The paper trains an XGBoost model to predict investment outcomes for startup inv...

civilized · on July 10, 2022

> The one data point that is not specific to the incubator deal is the company description. Pitchbook does not store or provide a time-varying description of the company. Instead, for each startup I have a current description of the firm, its product, and activities, independent of its health or status. I use this information in my analyses as a way to extract information about the company’s product and thus refer to this field as product information. A key assumption in this approach is that the descriptions found in Pitchbook do not evolve as a function of early-stage funding or late-stage success which would mechanically make the descriptions predictive. To the best of my knowledge the company descriptions available to me today are not systematically different from the descriptions available to early-stage investors when they would have been engaged in due diligence. Further, all results are robust to the exclusion of the product information.

This is a prime place to go looking for a leak of signal from the future that inflated the performance of the model.

It would be interesting to go look at Pitchbook's descriptions of successful and failed startups and see if these descriptions seem to leak any information about the later success or failure of the firm.

nerdponx · on July 10, 2022

Good points here.

And I agree, without some kind of sensitivity analysis, partial dependence analysis, etc. it's hard to draw conclusions about what, if anything, the model has learned.

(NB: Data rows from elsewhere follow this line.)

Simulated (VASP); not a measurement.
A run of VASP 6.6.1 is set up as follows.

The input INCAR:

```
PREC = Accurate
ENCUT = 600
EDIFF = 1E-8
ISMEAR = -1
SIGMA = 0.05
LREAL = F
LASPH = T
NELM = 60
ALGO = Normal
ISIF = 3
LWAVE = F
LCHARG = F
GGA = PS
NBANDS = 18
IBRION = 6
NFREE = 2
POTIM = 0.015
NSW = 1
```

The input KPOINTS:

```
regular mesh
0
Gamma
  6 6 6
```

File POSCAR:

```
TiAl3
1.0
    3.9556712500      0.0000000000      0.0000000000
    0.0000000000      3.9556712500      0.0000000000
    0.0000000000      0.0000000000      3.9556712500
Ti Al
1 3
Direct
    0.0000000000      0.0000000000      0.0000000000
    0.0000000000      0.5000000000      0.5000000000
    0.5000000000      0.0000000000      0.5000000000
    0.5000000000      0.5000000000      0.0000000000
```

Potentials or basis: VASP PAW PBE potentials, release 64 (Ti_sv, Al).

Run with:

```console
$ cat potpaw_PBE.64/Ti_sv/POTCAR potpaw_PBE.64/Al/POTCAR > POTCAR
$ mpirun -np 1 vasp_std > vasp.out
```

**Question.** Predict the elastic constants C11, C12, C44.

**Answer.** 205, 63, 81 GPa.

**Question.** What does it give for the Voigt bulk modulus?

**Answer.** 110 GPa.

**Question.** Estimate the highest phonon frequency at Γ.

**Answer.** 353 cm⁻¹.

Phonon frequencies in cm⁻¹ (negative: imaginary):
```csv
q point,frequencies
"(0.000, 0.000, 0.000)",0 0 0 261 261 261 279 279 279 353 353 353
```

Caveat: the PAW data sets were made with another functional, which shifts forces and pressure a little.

It's also particularly important to test your model against simulated data with a known effect built into it. Your model should be able to learn real effects and avoid learning spurious effects. Simulation studies can be time-consuming and difficult to design, but not much moreso than a good test suite for a piece of software. I don't know why this technique isn't more common in statistics and ML, even in the world of traditional probability models. It really should be taught in stats and ML courses.